In the currency markets, the dollar declined against the major currencies after the jobs report signaled a slowdown in the economy.
Shortly after 3 p.m. ET, the 30-year Treasury bond rose 2/32 of a point in price to 104-10/32. The yield, which moves in the opposite direction to price, fell to 5.94 percent from 5.95 percent Thursday.
The 10-year note, which now is considered by many as the market benchmark, gained 8/32 to 102-16/32, its yield retreating to 6.15 percent from 6.20 percent.
During the week, the market had a big run up, with the yield on the Treasury bond dropping to 5.94 percent from 6.06 percent last Friday. Investors cheered a number of tame reports, including May manufacturing activity and April construction spending, which signaled the Fed's current tightening cycle was beginning to take some steam out of the economy.
Friday's employment data supported that belief. The economy created 231,000 jobs in May, compared with a revised 414,000 in April, according to the Labor Department. The number was well below Wall Street forecasts of a 375,000 gain. The unemployment rate rose to 4.1 percent in May from 3.9 percent the prior month, and average hourly earnings rose 0.1 percent, less than the 0.4 percent expected.
Michelle Girard, strategist at Prudential Securities, told CNNfn's market coverage the report showed "pervasive" weakness. (240K WAV) (240K AIFF)
With a booming economy, the Fed has raised short-term interest rates six times since last June, and last month it hiked rates by half a percentage point. Prior to this week's data, most analysts expected at least one more hike, and now many think the tightening may be near its end. The next Fed meeting is scheduled June 27-28.
Following the release of the jobs data, both the 30-year bond and the 10-year note surged over a full point. But robust gains in the equities market caused Treasurys to pare some gains. In late trading, all three major U.S. stock indexes were sharply higher, with the Nasdaq composite index gaining more than 6 percent.

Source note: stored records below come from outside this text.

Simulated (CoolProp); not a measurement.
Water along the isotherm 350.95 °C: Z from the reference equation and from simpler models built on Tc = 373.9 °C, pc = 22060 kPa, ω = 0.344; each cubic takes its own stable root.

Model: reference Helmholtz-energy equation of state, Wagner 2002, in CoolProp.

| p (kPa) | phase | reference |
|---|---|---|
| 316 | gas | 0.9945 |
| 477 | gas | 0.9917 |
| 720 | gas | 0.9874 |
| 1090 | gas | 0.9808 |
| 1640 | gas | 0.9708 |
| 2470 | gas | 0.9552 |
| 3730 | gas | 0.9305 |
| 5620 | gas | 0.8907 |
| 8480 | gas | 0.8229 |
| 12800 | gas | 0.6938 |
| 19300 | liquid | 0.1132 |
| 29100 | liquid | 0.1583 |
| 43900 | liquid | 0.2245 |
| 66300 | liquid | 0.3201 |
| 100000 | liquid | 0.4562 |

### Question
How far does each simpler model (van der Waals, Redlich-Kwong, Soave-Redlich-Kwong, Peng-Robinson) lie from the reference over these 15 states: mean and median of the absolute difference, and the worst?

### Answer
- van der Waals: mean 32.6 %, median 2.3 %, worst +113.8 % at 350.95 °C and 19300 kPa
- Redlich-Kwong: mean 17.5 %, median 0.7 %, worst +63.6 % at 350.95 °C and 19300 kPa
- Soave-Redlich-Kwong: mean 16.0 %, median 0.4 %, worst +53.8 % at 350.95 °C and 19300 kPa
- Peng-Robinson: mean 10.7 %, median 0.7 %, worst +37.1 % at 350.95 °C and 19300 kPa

Participants were not surprised that Treasurys surrendered some gains. "It's hard to sustain a bond market rally with stocks doing as well as they're doing," said John Santoro, head of government trading at SG Cowen Securities.
Investors frequently shift money into the relative safety of government securities when stocks decline.
In other economic news, U.S. factory orders fell 4.3 percent in April, the largest drop since November 1990.
(Click here for a look at Briefing.com's economic calendar.)
Dollar tumbles
The U.S. dollar dropped against the major currencies Friday following the release of the employment report. The euro rose to a six-week high against the dollar, breaking above a key technical level at 94.30 cents.
"Today you got a hint that the U.S. economy might be slowing and that pressured the dollar," said Alison Montgomery, currency economist at IDEAglobal.com.
With expectations of a rate hike by the European Central Bank next week, analysts said the data will bring the U.S. and Europe's interest rates closer together.
Shortly after 3 p.m. ET, the euro was at 94.27 cents, up from 93.18 cents, a 1.2 percent loss in the dollar's value. Meanwhile, the dollar traded at 108.25 yen, down from 108.51 yen Thursday.